This should have been the ultimate road movie. You read me well: Should have.
As a foreword I have to confess that “on the road” is my travel book, everywhere I go I’ve got it on me, so basically my expectations where so skyscraper high I could piss atop of them and sprinkle rain down an unsuspecting continent, and that is surely why I didn't find many redeeming qualities in Walter Salles' version of it.
Of course, there's no real way to masterfully adapt a classic of literature. But some are better made than others, for me this one is comfortably lounging at the bottom of the quality scale. As a whole it felt bland and boring and doesn't even manage to come close to the feelings the book forces upon you, save for some more inspired short sequences disseminated throughout. On the other hand it's quite a challenge to turn a story where people are constantly abusing sex, drugs and alcohol into a pair of boring hours.
However, seeing this celluloid version, you can't begin to grasp why the book spread like a wildfire and is one of the corner stones of American counter-culture. Of course if you never heard about the whole Beat movement, that Burroughs, Kerouac, Ginsberg and Cassady are totally unknown to you, which in my mind means you're either 8 years old, or lived in seclusion since the fifties (in both case, what on earth are you doing here?), you can enjoy the mildly amusing road trip and puritanical fucking sessions. This was begging for something grittier, some actual porn, not the hollywoodian dry-humping and moaning on a 4/2/4 rhythm with bad lightning and fake-looking sweat.
Even the drugs are given the lukewarm treatment, we get some promo shots of the good old Benzedrine inhaler, cracked open to eat the paper inside or drink it diluted in coffee, marijuana being still hip nowadays gets her share, but the heroin addiction of Burroughs is merely and quickly hinted at.

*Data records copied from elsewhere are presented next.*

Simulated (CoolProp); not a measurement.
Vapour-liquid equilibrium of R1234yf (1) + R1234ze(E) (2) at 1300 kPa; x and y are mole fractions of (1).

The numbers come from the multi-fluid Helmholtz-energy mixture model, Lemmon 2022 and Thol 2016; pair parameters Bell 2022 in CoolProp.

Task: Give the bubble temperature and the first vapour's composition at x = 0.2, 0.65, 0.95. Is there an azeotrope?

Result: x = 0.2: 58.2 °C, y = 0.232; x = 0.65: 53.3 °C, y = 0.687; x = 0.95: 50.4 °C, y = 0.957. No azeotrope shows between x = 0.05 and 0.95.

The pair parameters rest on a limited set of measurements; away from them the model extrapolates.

I also laughed a lot at what my old Directing teacher, blessed be his wary soul, called the Godard effect: “When you don't know what to do with your actors, you make them smoke”. See Belmondo in A bout de souffle. It's the same here, maybe it's consequences of the smoking bans enforced pretty everywhere, but there's a mildly fetishistic display of the mere act of smoking, not bringing anything to the narration nor building the characters
The whole exhilarating despair that grips you between the bouts of grieving joy, along the travels and whims of the original characters is completely lacking from the shallowed shadows we see flickering about on the screen.
Talking about flicker, a few words about the global production value, because it's actually pretty ironic. This is a genuine mainstream object. The way it's shot, lighted, edited have all the hallmarks of your usual A-series feature film. Our Beat outsiders, stigmatized in their time for being drifting away from the accepted values and common decency, are now given a complete mainstream treatment. That's the dark side of the whole “art for the masses” motto, and that's where, in my snobbish and condescending opinion, it do find the biggest failure of the whole endeavour.
You can argue that's a form of complete recognition of the works to be so maimed and dulled around to appeal to the widest audience possible, I still believe it's almost as sad as a torn and coal covered Christmas sock glued to the chimney by Rudolf's come.
Thanks to that visual treatment, you never get a real feel for the genuine odyssey it was to cross the united states backpacking, without even knowing if your friends will still be there when you reach destination, nor the hardships interwoven. You don't even get a feeling of the gigantic spaces crossed, the ambience shots of roads and surroundings do focus too much on the road, blocking the view, the mind, the soul.
I know it's called “on the road”, but actually displaying a road instead of what it means (the open spaces around, the people and place crossed met and fucked, this feeling of being a small flutter of dust carried away along that unending stretch of asphalt and grime) is actually avoiding to deal with the whole subject.
And it's actually that core subject that made the book such a timeless classic. Reading it you get the feeling of what their lives were, of how many boundaries they crossed in their search for a meaning to life, the universe and themselves. From the depths of the pages, the collected experiences of Jack and his pals reach and grab your soul, shaking it to-and-fro, echoing your own joys and sorrows.
On the same train of thoughts the total obsession for books that was shared by Cassady, Ginsberg and Kerouac isn't exactly highlighted, making them appear as no more than drinking buddies, without the greater community of spirits, and uplifting subsequent love, for the written word as a remedy for life.
A question also, despite my joy at seeing him play William Burroughs, why do we have to see Viggo Mortensen's scrotum every time? Is it his acting trademark? “Go watch my movie, you'll see my balls”. Food for thoughts isn't it?
Anyway if you want to get a feel of the Beat generation, binge yourself silly while reading Naked lunch, Howl and On the Road for starters, even better get a listen of the infamous “Blues and Haiku” collaboration between Kerouac and Zoot Sims, but stay away from that movie.